Bensemann Centennial

By Peter Simpson

Peter Simpson is the author of Fantastica: The World of Leo Bensemann (Auckland University Press, 2011) and was co-curator (with Noel Waite) of Leo Bensemann: A Fantastic Art Venture, which was shown briefly at the Christchurch Art Gallery in February 2011 before being closed prematurely by the February 22 earthquake.


Tuesday May 1, 2012 is the centenary of the birth of Leo Bensemann, one of the most versatile and accomplished New Zealand artists of his generation. Born in Takaka and educated at Nelson College, Bensemann first came to Christchurch in 1931 and lived in the city for the rest of his life. Through his 40–year involvement with such key Canterbury institutions as The Group and the Caxton Press, he was a pivotal figure in the artistic and intellectual life of the city throughout the vital mid-century decades from the 1930s to the 1980s.

Christchurch Art Gallery is fortunate to hold by far the largest collection of Bensemann’s work anywhere in the country, amounting to a total of more than forty pieces in all media, including paintings in oils, watercolours and tempera, drawings in pencil and ink, and wood-engravings, not to mention extensive holdings of his typography, design and book arts in the library. As a centennial tribute to Bensemann the following brief survey of the Gallery’s holdings is offered. All works mentioned can be viewed on the gallery’s website.

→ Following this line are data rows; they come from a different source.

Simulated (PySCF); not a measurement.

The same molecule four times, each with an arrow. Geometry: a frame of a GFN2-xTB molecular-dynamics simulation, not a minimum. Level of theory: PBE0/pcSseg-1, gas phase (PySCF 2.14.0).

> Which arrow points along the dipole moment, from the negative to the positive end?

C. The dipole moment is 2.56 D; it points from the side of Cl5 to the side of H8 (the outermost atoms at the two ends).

When the Robert McDougall Art Gallery bought Canterbury Spring (1961) in the year it was painted, it was the first work by Bensemann acquired by a public art gallery. As one of a 'four seasons' suite of Canterbury paintings it also marked a significant shift in direction towards landscape painting which predominated in the last 25 years of his life. Also in 1961 the sculptor and print-maker Francis Shurrock donated the wood-engraving Death and the Woodcutter (1940). It was more than 20 years, however, before they were joined by two further works, On the Takaka Hill (1979) and Rock Landscape (1983) – a tempera study for an oil painting – both reflecting Bensemann’s fascination with the marble and limestone rock formations of the Takaka region and both purchased from his last exhibition in his life-time at the Gallery Legard, Wellington, in 1983.

Since Bensemann’s death in 1986 the Gallery’s collection of his work has been hugely augmented by a succession of generous gifts and bequests. First came a group of more than 20 caricatures in ink of friends, visiting musicians and local celebrities mostly done by Bensemann in the 1930s (in his twenties) and donated by his widow, Mary Bensemann in 1995. Other gifts came from the Friends of the Gallery (Hills Near Takaka, 1969, a work formerly owned by fellow=Group artist Olivia Spencer Bower), from former Group artists (Rain in the Paradise Garden, Takaka, 1979), from the collection of Canterbury Public Library (Head, 1960, Rain Over Puponga, 1978) and through bequests from friends, such as Bill Sutton (Morning, Takaka, 1977), and Courtney Archer (Pass in Winter, 1971). But the largest and most significant bequest came from Bensemann’s lifelong friend Lawrence Baigent (who died in 1985) and his partner Robert Erwin. In 2003, the year the new Christchurch Art Gallery took over from the McDougall Gallery, they left no fewer than eight Bensemanns to the collection including an early water-colour (The Zig-Zag, Nelson, 1935), the striking imaginary portraits St Francis and St Olaf (both 1937), a tiny portrait of Baigent in profile (Russian Saint, c. 1940), and several unmistakably distinctive landscapes from the 1960s and 1970s, such as Onekaka (watercolour, 1965) – a medium and a subject more closely identified with his friend Doris Lusk – St. Bathans (1966) and Seascape with Causeway (1979).
The Gallery has since added to its collection of Bensemann’s graphic work, such as the wood-engraving, Night (c. 1948) and the drawing that served as frontispiece for the Caxton Press edition of The Rime of the Ancient Mariner (1952). The most recent acquisition is Bensemann’s superb oil portrait of publisher Albion Wright (1947), one of the finest portraits by a New Zealand artist, purchased with funds from the Norman Barrett bequest. Together these works constitute a magnificent legacy stretching over half a century from one of Canterbury’s and New Zealand’s most compelling and idiosyncratic artists.